4- Harry Potter is of course on the brain now. Prisoner of Azkaban is my favorite. As Sirius is my favorite. But I do love those books. The first two I do see as kids books, it itsn't until 3 that shit starts gettin' real. And I do think they feel apart a bit at the end. But I still love them dearly.

3- American Gods- I love Neil Gaiman. This book is my favorite though, I love the characters, the take on mythology, and epic road tripness of it. How much everything comes together. It is just such a good, solid, interesting book. A lot of Gaiman's stuff I am like "I love this, but this..." There are no buts for American Gods.

2- Wasteland- Again I love everything about Franceca Lia Block, and I don't think this book is even my most favorite of hers. I know it's not. But this is just sch a beautiful little book. Grab it some time, you'll read it in an afternoon. It is about a boy trying to comfort the girl he is in love with because her brother killed himself due to his incestuous feeling for the girl. It is so real, and at the same time has that delicate magical feeling of all of francesca lia block writing:

Nothing happened. And everything did. Your whole life you can be told something is wrong and so you believe it. Why should you question it? But then slowly seeds are planted inside of you, one by one, by a touch or a look or a day skateboarding in a park, and they start to burst out of old hulls shells and they start to sprout. And pretty soon there are so many of them. They are named Love and Trust and Kindness and Joy and Desire and Wonder and Spirit and Soulmate. They grow into a garden so dense and thick that it starts to invade your brain where the old things you were once told are dying.


1- The Dark Tower. WHO SAW THAT COMING?! I love this series.It has slow parts (Like...book 3.) But I love the character, I love the world, I even love the ending. I love all the books tied in (Particularly the Talisman/Black House) because I love the who...the whole idea of everything being this web, and everything effecting everything. It is also the one series, if it turned out to be true, I would not blink.

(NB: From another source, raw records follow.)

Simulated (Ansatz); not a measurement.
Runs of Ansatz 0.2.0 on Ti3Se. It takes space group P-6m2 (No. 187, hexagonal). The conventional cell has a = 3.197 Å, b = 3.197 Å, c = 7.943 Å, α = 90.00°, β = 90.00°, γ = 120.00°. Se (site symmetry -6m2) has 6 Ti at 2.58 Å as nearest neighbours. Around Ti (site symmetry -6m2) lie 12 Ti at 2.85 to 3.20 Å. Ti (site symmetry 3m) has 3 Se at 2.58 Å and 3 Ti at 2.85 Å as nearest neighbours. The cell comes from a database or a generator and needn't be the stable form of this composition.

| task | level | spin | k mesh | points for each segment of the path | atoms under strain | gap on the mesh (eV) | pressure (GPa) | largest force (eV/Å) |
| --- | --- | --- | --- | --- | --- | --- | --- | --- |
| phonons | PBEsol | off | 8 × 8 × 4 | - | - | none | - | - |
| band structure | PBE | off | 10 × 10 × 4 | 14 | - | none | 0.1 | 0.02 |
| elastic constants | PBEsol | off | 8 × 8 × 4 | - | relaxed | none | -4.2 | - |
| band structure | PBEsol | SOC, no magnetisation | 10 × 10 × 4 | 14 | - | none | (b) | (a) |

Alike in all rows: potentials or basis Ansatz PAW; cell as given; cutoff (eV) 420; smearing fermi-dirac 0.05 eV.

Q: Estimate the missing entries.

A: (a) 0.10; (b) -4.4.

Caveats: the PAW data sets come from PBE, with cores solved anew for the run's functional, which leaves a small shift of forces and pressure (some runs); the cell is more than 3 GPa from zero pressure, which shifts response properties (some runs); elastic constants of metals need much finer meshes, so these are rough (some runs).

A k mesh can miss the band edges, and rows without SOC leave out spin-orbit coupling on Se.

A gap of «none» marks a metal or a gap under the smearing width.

I do believe in paralleled universes, and that...not every fictional stories, but the strong ones, the ones that really speak to us...come from somewhere. That somewhere, there is a Harry Potter battling Voldemort, and somewhere Frodo is taking the Ring to Mordor, and somewhere all these thinks are so real to us because they are to someone. But the Dark Tower...I feel like THAT world could be right next door, or just a few over. If Harry Potter showed up in my living room doing magic I would be more then a little shocked. If Jake Chambers did...less so.

[identity profile] cloudyskies2046.livejournal.com 2011-07-17 12:56 am (UTC)(link)
Yes! I love this last paragraph so much. I also firmly believe that things are real to us because they are real to someone. I once read a passage in The Dragons of Eden by Carl Sagan that gave me a light bulb moment about this. He was describing ancient mammals and our ancestors and how REM sleep was both deadly (we don't wake when a predator is near) and key to our survival (it sorts information so we can store more).

I have been wondering forever how people are able to dream of things they have never seen before. Things that come completely out of nowhere, not one thing leading to another. I also would totally not be surprised if we have hidden in our brains some form of connected consciousness and understood history from which creators draw their muses. Idk it's interesting.

Responses and agreement

[identity profile] amigoid.livejournal.com 2011-07-18 03:22 pm (UTC)(link)
4. Left Behind. This series was so successful in Christian circles it spawned a "Left Behind - the Kids" which we read the whole series aloud to our boys. A life-memory, I think. How many parents read to their kids growing up, not once, but a whole series. I think thats important. Its an interesting read even if you are not a Christian, in how people deal with all the apocalyptic disasters and dramas that occur.

3. The Wheel of a Fast Car - W.E. Butterworth Read it in Junior High and loved the characters and detail so much that I hunted down a copy in my 30's and added it to my library.

2. Watchmen. Yes, its a Graphic Novel, but...

1. Shogun. I have read that book several times. I'm due to read it again.

Side-note. I agree wholeheartedly, and since we are both authors, I would someday hope to meet my characters.